Vital Pipeline Startup will Result in Increased Margins
Range Resources (ticker: RRC) is well-established as a low cost producer (its three-year finding and development costs rank fifth among 87 peers in EnerCom’s E&P Weekly Benchmarking Report), but that doesn’t mean there isn’t room for improvement.
In the last four years, Range has exploited its Appalachia acreage (now in the neighborhood of 1.6 million acres of stacked pay potential) to line of sight production growth of 20%. It has also lowered its drilling costs per lateral foot by 60% and boosted its well estimated ultimate recovery (EUR) to among the best in the play. The company expects its Claysville Sportsman’s Unit 11H well, the 59 MMcf/d record setter of 2014, to return an estimated 15 Bcf, or roughly 2.8 Bcf per 1,000 feet of lateral. Two new wells from the same pad are currently on the drilling schedule, with the second currently being completed. Peers in the region are generating about 2.2 to 2.6 Bcf per 1,000 lateral feet, according to a note from SunTrust Robinson Humphrey.

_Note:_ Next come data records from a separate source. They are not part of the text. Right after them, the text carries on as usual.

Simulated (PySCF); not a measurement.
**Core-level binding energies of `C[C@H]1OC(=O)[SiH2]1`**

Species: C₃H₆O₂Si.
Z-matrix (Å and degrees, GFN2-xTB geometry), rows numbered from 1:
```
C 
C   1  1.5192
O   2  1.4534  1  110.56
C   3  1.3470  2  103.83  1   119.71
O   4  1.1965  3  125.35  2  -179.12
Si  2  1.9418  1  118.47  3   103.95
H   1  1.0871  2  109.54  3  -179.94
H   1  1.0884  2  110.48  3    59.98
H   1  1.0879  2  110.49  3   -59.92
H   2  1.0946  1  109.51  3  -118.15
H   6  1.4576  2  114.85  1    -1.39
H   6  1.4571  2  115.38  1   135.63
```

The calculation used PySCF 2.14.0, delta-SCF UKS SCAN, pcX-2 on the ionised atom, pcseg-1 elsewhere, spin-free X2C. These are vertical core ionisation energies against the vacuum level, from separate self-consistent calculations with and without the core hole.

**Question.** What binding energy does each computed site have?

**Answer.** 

“Despite drilling 38% longer laterals, our drilling costs per well have actually declined by 10%,” said Ray Walker, Chief Operating Officer of Range Resources, in a conference call. Walker explained that the first well on the Sportsman’s pad is “in the top tier of Utica wells to date… and the second well is better.”
Management believes further improvement can be made, with wells producing EURs of 17 Bcf at costs of about $16 million, as Utica drilling costs are expected to fall by 20% to 30%.
RRC management expects the 20% line of sight growth to be achieved in 2015 despite a capital pullback of 42%, with its 2015 budget allotted at $870 million. Management explains its budgets are typically front-loaded, meaning there will be less capital expended in Q4’15. Another beneficiary is the reduced drilling time, as 7.5 frac stages were completed in Q3’15 – up from 5.2 stages per day in Q3’14. Anywhere from 50 to 60 wells will be waiting on completion by year-end and will be primed to contribute to Range’s expanded takeaway options.
Mariner East I is Ready to Go
Permitting delays pushed back the commissioning of the Mariner East I pipeline, but the project is finally approaching the finish line. RRC management expects full operations to commence by year-end, with ethane startups possible within a month. RRC has contracts to ship 20,000 barrels of ethane per day to the Marcus Hook refinery in Pennsylvania as part of a 15-year sales agreement.
An additional 20,000 barrels of propane per day will be sent to the same location and will have the benefit of market optionality, depending on the best price option. Range anticipates the propane transport market, regarding international buyers, will increase by 50% in 2016 – significantly opening up the demand window. RRC holds access to 800,000 barrels of propane storage (80% of capacity) to manage its inventory on a less restricted basis and provide upside in an expanded export market.
The natural gas liquids optionality provides uplift to margins that are becoming slimmer in the gas-heavy region of the Marcellus/Utica. “We think the worst is behind us with the realized NGL prices, especially with propane,” said Chad Stephens, Senior Vice President.
Range expects to realize a $90 million uplift in annual net cash flow if combining the net effects from its new pipeline contracts.